Submit Your First Job¶
You have an account. You're connected to Discovery. Let's put the cluster to work.
By the end of this page you'll have submitted a job, watched it move through the queue, and read its output — the full cycle described in What is HPC?, for real.
New to the command line?
This guide assumes you can navigate directories and edit files in a terminal. If that's unfamiliar, work through Linux Basics first — it won't take long.
Write a Job Script¶
A job script is a short text file that tells the scheduler two things: what resources you need, and what commands to run. Open a new file:
Paste the following:
#!/bin/bash
#SBATCH --job-name=first-job # a label so you can identify this job
#SBATCH --ntasks=1 # run a single task
#SBATCH --mem=1G # request 1 GB of memory
#SBATCH --time=00:05:00 # allow up to 5 minutes (it'll be much faster)
#SBATCH --output=first-job.out # write output to this file
echo "Hello from $(hostname)"
echo "Job ID: $SLURM_JOB_ID"
echo "Running as: $USER"
date
Save and exit (Ctrl+O, Enter, Ctrl+X in nano).
Let's break that down:
#!/bin/bashtells Linux to run the script with Bash.- Lines starting with
#SBATCHare directives — instructions to the scheduler, not regular comments. Each one requests a specific resource or sets an option. - Everything after the directives is your actual work. Here it's just a few
echocommands so we can verify where and how the job ran.
That's the anatomy of every job script you'll ever write: directives at the top, commands below. The directives will get more interesting as your work does, but the structure stays the same.
Submit It¶
You'll see something like:
That number is your job ID. The scheduler has accepted your job and will run it as soon as resources are available.
Watch It Run¶
Check the queue:
You'll see your job listed with its state — PD (pending) while it waits for resources, R (running) once it starts. For a job this small, it may finish before you even check. If squeue --me shows nothing, your job is already done.
Read the Output¶
Once the job completes, the output lands in the file you specified:
You should see something like:
Notice the hostname: it's a compute node, not the login node you're typing on. Try running hostname right now in your terminal and compare — they'll be different. Your job ran somewhere else entirely, scheduled and managed without you having to think about which machine was available.

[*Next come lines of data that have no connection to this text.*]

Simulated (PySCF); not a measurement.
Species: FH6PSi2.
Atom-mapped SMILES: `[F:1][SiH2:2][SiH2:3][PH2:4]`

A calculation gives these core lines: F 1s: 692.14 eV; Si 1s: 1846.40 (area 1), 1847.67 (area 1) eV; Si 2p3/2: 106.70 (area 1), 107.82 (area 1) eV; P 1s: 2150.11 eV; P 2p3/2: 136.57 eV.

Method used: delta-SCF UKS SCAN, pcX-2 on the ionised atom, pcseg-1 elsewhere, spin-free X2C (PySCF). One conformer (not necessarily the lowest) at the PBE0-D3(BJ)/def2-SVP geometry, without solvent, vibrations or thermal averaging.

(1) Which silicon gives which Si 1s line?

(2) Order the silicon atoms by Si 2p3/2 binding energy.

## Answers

That's the core loop: write a script, submit it, collect results. Everything else you'll learn about Discovery builds on this.
When Things Go Wrong¶
If your output file doesn't appear, or it's empty, a few things to check:
- Still in the queue? Run
squeue --meto see if the job is still pending or running. - Job failed? Run
sacct -j <job-id> --format=JobID,State,ExitCodeto see whether it completed or hit an error. A non-zero exit code means something went wrong. - Typo in the script? Run
bash first-job.shdirectly on the login node as a quick syntax check. (This is fine for a trivial script like this one — don't do it with real workloads.)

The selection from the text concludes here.